I have defined policy such that user_t cannot 'write' to certain
files/directories, e.g.  /etc/passwd.

I have Selinux Strict policy running in "Permissive" Mode, and lets just
say I am not at liberty to run it in "Enforcing" mode.

I also have  /selinux/avc/cache_threshold set to the default  "512".

And to test that my policy works, I SSH-login as a user "test" who has
default context  user_u:user_r:user_t
And I attempt to "vi /etc/passwd".

Given the above conditions: 
- I understand that SELinux will (and does) report a deny into audit.log
the first time I attempt the "vi /etc/passwd".

- The next time I do "vi /etc/passwd" within the same SSH-session, it
does NOT log the deny! I understand this is because of the Permissive
Mode + the cache_threshold value.

- If I exit my SSH session, and then create a new SSH-session and login
again with user "test", and then "vi /etc/passwd" again, I thought I
should see a deny in the audit.log ? Since this is a new SSH-Session...
But I DON'T see it ???

- If I however SSH-login as "test" after a 'long' time, may be a few
hours, and then "vi /etc/passwd", then I do see the deny again...

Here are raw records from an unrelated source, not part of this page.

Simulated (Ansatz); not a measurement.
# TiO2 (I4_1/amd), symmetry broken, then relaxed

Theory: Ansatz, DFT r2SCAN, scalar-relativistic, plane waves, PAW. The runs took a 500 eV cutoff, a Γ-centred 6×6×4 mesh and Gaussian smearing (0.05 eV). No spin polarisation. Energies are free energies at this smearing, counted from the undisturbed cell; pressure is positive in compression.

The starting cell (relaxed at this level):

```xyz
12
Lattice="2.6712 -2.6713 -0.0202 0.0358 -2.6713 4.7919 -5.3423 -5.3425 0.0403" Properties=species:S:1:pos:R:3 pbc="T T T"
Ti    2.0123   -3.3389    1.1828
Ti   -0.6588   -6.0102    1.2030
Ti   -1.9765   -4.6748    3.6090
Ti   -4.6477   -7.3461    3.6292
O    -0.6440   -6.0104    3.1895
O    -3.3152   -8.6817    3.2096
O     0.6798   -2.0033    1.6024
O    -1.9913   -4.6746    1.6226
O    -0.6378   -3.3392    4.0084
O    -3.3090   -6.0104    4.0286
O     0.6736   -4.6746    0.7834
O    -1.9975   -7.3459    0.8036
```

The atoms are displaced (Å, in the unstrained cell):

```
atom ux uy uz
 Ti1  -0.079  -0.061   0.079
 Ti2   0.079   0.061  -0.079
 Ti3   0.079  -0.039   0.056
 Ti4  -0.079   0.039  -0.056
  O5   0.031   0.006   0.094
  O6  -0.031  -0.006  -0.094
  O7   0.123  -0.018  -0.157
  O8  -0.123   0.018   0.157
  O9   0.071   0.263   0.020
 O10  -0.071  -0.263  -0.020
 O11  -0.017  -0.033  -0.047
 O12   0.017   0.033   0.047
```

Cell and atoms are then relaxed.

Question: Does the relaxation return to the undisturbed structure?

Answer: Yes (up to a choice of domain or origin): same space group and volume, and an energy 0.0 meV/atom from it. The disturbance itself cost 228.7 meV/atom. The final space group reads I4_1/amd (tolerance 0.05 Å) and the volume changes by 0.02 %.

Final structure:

So my question is: Is there a default timer somewhere (may be for SSH),
during which duplicate audit denies don't get logged ? And perhaps after
the timer expires, previous denies are eligible for reporting again ?

What would be the impact of changing the "cache_threshold" to "5" for
example as opposed to the default '512' ?

Hopefully that wasn't too confusing.  Thanks in advance for your help
:-)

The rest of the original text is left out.